I’ve long been fascinated by forensic science, an interest that stretches back to my pre-teens and watching Quincy M.E. on a Monday night. I also vividly recall a 1980s TV series called Indelible Evidence, where Ludovic Kennedy introduced dramatisations of real-life cases solved using various forensic techniques. One extraordinary episode centred on a half-eaten apple, left at the crime scene. The bite marks were distinctive enough to allow scientists to reconstruct not only the man’s teeth, but also his whole skull and facial appearance.
These sorts of extraordinary – but true – stories are in abundance in Nigel McCrery’s book. McCrery’s own background is as a policeman; leaving the force, he subsequently joined the BBC where he was behind the creation of several successful programmes, including (surprise, surprise) Silent Witness. So as well as knowing the subject inside out, McCrery is well used to making complex subjects understandable, and this is one of the strengths of the book. It is also arranged clearly, with each chapter dealing with a different branch of forensics. Thus there are sections on identity (which includes the struggle to identify habitual criminals, and the introduction of techniques such as fingerprinting), ballistics (from which I learnt that the calibre of a handgun is measured in hundredths of an inch), blood (describing the difficulty, 150 years ago, of distinguishing human and animal blood) and trace evidence.
Of all these the last perhaps sounds least interesting, but I found it fascinating. It is here that we meet one of the founding fathers of modern forensics, Edmond Locard. Born in Lyon in 1877, he was responsible for founding France’s first police laboratory. Using the most up-to-date equipment and techniques, Locard was able to analyse tiny samples – of soil, fabric, metal – and use them to assist the police in catching the culprits.

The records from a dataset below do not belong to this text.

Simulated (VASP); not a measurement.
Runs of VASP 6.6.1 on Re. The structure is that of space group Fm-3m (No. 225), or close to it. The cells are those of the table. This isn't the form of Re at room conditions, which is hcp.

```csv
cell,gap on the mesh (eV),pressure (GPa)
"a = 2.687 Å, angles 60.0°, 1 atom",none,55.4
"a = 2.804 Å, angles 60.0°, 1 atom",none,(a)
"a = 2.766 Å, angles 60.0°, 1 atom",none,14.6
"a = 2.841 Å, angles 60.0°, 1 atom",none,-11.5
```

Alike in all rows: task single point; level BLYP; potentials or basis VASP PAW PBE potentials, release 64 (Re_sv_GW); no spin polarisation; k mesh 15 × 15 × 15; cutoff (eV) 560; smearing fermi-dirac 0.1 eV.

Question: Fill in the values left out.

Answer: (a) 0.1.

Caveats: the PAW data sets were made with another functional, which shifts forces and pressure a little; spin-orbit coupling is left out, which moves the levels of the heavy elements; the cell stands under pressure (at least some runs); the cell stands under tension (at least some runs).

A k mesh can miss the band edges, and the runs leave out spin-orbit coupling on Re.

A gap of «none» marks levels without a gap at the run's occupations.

In several cases, it’s incredible the amount of information Locard is able to glean from such trifles, bringing to mind ‘the most perfect reasoning and observing machine that the world has seen‘, Sherlock Holmes. Indeed, it was Holmes who partly inspired the young Locard to follow his profession; and I’d be interested to see what his memoirs say about his fictional counterpart, titled as they are Policiers de roman et policier de laboratoire (Detectives in Novels and Detectives in the Laboratory). Locard’s work was so ground-breaking that his influence is still felt today. He lends his name to Locard’s Exchange Principle – ‘Every contact leaves a trace‘ – which is a particularly apt subtitle for this book.
One of the grimmest chapters concerns the human body. When dealing with a murder, it is often the victim that can offer the greatest number of clues to the identity of the killer – not just because of who they are, but also because of any physical evidence that may have been left behind. This chapter also demonstrates just how far the investigation of serious crime has come over the last 200 years, and how differently a body is dealt with and treated by the authorities today.
One particularly gruesome case involves the eminent pathologist Sir Bernard Spilsbury (who was involved in a number of landmark cases during his career, including Dr. Crippen and the infamous ‘Brighton Trunk Murder’ – a name to conjure with, for sure). Spilsbury was shocked to visit a crime scene, and witness ‘police officers having to remove rotting flesh and body parts… with their bare hands.‘ This was less than 90 years ago, and Spilsbury’s outrage lead to meetings with the Home Office, and the more formalised management of crime scenes. The wider use of specialist equipment and materials was also adopted, to ensure that vital forensic evidence was not lost.
This was always going to be an easy book for me to read, and I particularly liked the way that its arrangement meant you could easily dip into and out of it. In some cases, there was the feeling that McCrery was trying to pack too much in; a longer appraisal of fewer cases would have been welcome. There were also a few obvious typos, which I found irritating and (in a couple of instances) somewhat confusing. But these shouldn’t detract from what is a really well-written and researched book, perfectly designed for the Quincy or Sam Ryan in your life – especially as the festive season is fast approaching. Just one word of advice – if you do buy it, I’d probably delay starting it until after you’ve finished the Christmas dinner.